The freedom expressly given in the Second Amendment isn’t the only right New Yorkers may, thanks to the Supreme Court’s work last week, have the opportunity to reclaim. The Court’s decision in Davis v. Federal Election Commission, struck a blow for political free speech, a right that, despite the First Amendment, New Yorkers are presently inhibited from exercising at both the federal and local level.

What the Court ruled in Davis is that the so-called “Millionaire’s Amendment” to the McCain-Feingold Bill is unconstitutional. The amendment effectively punished wealthy candidates for spending their own money by changing the rules for their opponents, allowing them to raise more money from political parties and private donors than is ordinarily allowed under McCain-Feingold. While the Court ruled against only this particular amendment to McCain-Feingold, the bold language in the majority opinion, written by Justice Alito, ensures that the decision will have implications for all burdensome campaign regulation.

“Leveling electoral opportunities,” Justice Alito wrote, “means making and implementing judgments about which strengths should be permitted to contribute to the outcome of an election. The Constitution, however, confers upon voters, not Congress, the power to choose the Members of the House of Representatives, and it is a dangerous business for Congress to use the election laws to influence the voters’ choices.”

We called James Bopp, lead counsel in a lawsuit against New York City’s Campaign Finance Board, to see if he thought the Court’s ruling would have any bearing on his case. Mr. Bopp was struck by the question. He’d been working on other cases, and hadn’t yet considered it, but yes, he said, the Court’s ruling on Davis “has direct applicability to our case.”

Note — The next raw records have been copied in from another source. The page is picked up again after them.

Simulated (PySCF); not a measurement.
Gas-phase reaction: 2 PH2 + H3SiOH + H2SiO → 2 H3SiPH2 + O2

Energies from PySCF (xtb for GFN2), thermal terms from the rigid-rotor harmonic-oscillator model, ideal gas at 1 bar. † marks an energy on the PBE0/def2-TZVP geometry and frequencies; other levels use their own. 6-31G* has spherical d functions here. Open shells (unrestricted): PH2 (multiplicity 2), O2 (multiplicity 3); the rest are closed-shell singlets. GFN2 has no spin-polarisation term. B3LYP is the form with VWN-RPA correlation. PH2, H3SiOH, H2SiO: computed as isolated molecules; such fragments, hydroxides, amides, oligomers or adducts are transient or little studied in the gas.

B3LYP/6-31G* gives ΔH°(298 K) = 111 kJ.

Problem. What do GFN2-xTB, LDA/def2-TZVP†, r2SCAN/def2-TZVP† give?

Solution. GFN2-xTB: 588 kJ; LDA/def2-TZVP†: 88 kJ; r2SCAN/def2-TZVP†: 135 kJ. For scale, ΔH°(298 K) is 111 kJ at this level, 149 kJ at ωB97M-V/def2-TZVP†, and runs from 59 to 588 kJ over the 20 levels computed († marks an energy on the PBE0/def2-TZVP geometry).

In Davis, Mr. Bopp said, the Court “disapproved of discriminatory contribution limits.” The rules imposed by New York’s Campaign Finance Board have precisely this effect. The Board places severe campaign contribution limits on personal or organizational donors that fit under a broad definition of “having business dealings with the city.” A regular contributor, for instance, can donate up to $4,500 to a candidate for mayor; a contributor defined as having a business interest with the city has his rights restricted and can only donate $400.

Meanwhile, the Campaign Finance Board exempts unions and other associations from the lower, business-interest limits, even when these entities have a clear business interest with the city. The reason for the exemption is purely ideological, to put it politely, or political, to put it plainly. The Board is essentially saying that contributions from labor unions are more to its liking than those from business interests. Furthermore, campaign contributions from unions can be matched with public funds; business-interests contributions, as defined by the Board, are unmatchable.

So the New York City government is meddling in the city’s electoral process in a way that is astounding in light of Davis v. FEC. New York’s campaign finance rules directly benefit candidates favored by unions, thereby disadvantaging those supported by certain businesses or entrepreneurs. Even worse, taxpayer money is confiscated to subsidize certain candidates in accordance with these ideologically tilted rules.

***

How New York’s politicians will respond to the Court’s ruling remains unclear. Mayor Bloomberg was a fierce critic of the city’s campaign financing system when he first ran for office, calling it an “incumbent protection program.” And as a millionaire many times over, one would think he would be on the barricades in defense of his own rights. Yet the mayor has tightened the very regulatory system he once opposed, signing new campaign finance legislation as recently as July. It would be nice to think that the Supreme Court’s decision in Davis will persuade the mayor to return to his earlier view. And not only the mayor. This is a moment of truth for all politicians, local and national. Legislation, written and passed by those occupying public office and curtailing the free speech of those seeking public office, is inherently unconstitutional. Such legislation will always serve, as Mr. Bloomberg once put it, as an “incumbent protection program.” Now that the Supreme Court has been spoken, we look forward to the adjustments that will logically come in New York as well as the rest of the nation.